I was able to watch the first sixty minutes and I have to go out and do something, but I did capture some excerpts from the first sixty minutes.

At 46:20, the topic turns to the perfect loudspeaker, and particularly to the question of the importance of non-linear distortion. About five minutes later, the discussion of non-linear distortion becomes more definitive, and about five more minutes after that, there is some very interesting discussion of the importance of bass extension.

51:15 Dr. Toole: “The reality of fifty or so years of listening to loudspeakers of all kinds, in numbers of places, is that in the mainstream of well-designed consumer loudspeakers, distortion basically is not a problem. As you go down the price scale, things start getting simplified and corrupted, and distortions do creep in from time to time. You may or may not be able to predict the audibility from measurements, but that’s why we do double-blind listening tests. So unless you’re doing listening tests, I’m sorry, there are no numbers that are going to predict whether the loudspeaker exhibits audible distortion.”

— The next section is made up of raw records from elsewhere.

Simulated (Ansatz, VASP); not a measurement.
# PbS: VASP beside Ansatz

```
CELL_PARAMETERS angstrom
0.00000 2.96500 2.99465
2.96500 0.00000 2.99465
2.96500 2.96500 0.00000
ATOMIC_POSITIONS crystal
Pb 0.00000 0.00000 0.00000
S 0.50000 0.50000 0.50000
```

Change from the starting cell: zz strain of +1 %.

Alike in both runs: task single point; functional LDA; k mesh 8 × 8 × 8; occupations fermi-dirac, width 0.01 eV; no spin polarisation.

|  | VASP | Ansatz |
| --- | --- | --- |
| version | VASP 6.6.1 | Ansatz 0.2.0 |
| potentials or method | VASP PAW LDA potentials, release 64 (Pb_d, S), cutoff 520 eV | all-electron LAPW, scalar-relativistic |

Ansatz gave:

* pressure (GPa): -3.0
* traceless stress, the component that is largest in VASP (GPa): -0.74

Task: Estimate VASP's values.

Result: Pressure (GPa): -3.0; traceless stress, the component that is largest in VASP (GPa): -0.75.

56:22 Dr. Toole: “Bass is the dominant factor, thirty percent roughly of our overall rating of sound quality is based on low frequencies. This is one of Sean Olive’s interesting findings. … In a paper I published in the early eighties, the correlation coefficient between the low-frequency cutoff, the -10 dB down point, not -3, -10, was .5. The correlation between that cutoff frequency and the overall subjective rating - sound quality rating. So we go for bandwidth, not boom.”

A couple of comments. Everything that is capable of being heard is inherently capable of being measured. If it is true that distortion measurements taken in the present era do not correlate closely with audibility, this can only mean that we still have not figured out how to do it. It does not mean that it cannot be done.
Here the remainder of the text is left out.